In fact, not only is it not rude, the question is central to understanding risk models. The Coefficient of Riskiness(COR) allows us for the first time to talk about this critical question.

You see, “normal” sized tails have a COR of three. If everything were normal, then risk models wouldn’t be all that important. We could just measure volatility and multiply it by 3 to get the 1 in 1000 result. If you instead want the 1 in 200 result, you would multiply the 1 in 1000 result by 83%.

**Amazing maths fact – 3 is always the answer.**

But everything is not normal. Everything does not have a COR of 3. So how fat are your tails?

RISKVIEWS looked at an equity index model. That model was carefully calibrated to match up with very long term index returns (using Robert Shiller’s database). The fat tailed result there has a COR of 3.5. With that model the 2008 S&P 500 total return loss of 37% is a 1 in 100 loss.

So if we take that COR of 3.5 and apply it to the experience of 1971 to 2013 that happens to be handy, the mean return is 12% and the volatility is about 18%. Using the simple COR approach, we estimate the 1 in 1000 loss as 50% (3.5 times the volatility subtracted from the average). To get the 1/200 loss, we can take 83% of that and we get a 42% loss.
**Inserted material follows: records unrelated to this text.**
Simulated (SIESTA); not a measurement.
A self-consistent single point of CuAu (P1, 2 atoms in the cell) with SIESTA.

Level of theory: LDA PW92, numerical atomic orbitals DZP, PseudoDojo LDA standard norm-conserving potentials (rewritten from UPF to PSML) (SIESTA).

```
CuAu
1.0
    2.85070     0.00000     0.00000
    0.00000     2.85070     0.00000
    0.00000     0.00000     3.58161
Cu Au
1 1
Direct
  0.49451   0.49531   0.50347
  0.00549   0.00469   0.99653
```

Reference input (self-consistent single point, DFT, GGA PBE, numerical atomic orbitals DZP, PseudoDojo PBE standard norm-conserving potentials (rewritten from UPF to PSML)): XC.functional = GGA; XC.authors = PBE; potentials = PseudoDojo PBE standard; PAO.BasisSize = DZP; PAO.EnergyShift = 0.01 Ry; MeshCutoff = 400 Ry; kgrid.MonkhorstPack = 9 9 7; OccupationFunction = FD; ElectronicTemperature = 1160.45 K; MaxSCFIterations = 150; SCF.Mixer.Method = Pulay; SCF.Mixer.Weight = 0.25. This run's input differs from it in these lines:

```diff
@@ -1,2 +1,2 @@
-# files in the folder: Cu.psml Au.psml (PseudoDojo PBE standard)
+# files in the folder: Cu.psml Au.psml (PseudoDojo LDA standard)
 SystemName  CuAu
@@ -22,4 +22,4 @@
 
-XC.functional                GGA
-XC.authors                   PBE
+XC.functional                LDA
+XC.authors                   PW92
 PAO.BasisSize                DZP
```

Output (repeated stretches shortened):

**RISKVIEWS suggests that the COR can be an important part of Model Validation.**

Looking at the results above for the stock index model, the question becomes why is 3.5 then the correct COR for the index? We know that in 2008, the stock market actually dropped 50% from high point to low point within a 12 month period that was not a calendar year. If we go back to Shiller’s database, which actually tracks the index values monthly (with extensions estimated for 50 years before the actual index was first defined), we find that there are approximately 1500 12 month periods. RISKVIEWS recognizes that these are not independent observations, but to answer this particular question, these actually are the right data points. And looking at that data, a 50% drop in a 12 month period is around the 1000^{th} worst 12 month period. So a model with a 3.5 COR is pretty close to an exact fit with the historical record. And what if you have an opinion about the future riskiness of the stock market? You can vary the volatility assumptions if you think that the current market with high speed trading and globally instantaneously interlinked markets will be more volatile than the past 130 years that Schiller’s data covers. You can also adjust the future mean. You might at least want to replace the historic geometric mean of 10.6% for the arithmetic mean quoted above of 12% since we are not really taking about holding stocks for just one year. And you can have an opinion about the Riskiness of stocks in the future. A COR of 3.5 means that the tail at the 1 in 1000 point is 3.5 / 3 or 116.6% of the normal tails. That is hardly an obese tail.

The equity index model that we started with here has a 1 in 100 loss value of 37%. That was the 2008 calendar total return for the S&P 500. If we want to know what we would get with tails that are twice as fat, with the concept of COR, we can look at a COR of 4.0 instead of 3.5. That would put the 1 in 1000 loss at 9% worse or 59%. That would make the 1 in 200 loss 7% worse or 49%.

Those answers are not exact. But they are reasonable estimates that could be used in a validation process.

Non-technical management can look at the COR for each model can participate in a discussion of the reasonability of the fat in the tails for each and every risk.

RISKVIEWS believes that the COR can provide a basis for that discussion. It can be like the Richter scale for earthquakes or the Saffir-Simpson scale for hurricanes. Even though people in general do not know the science underlying either scale, they do believe that they understand what the scale means in terms of severity of experience. With exposure, the COR can take that place for risk models.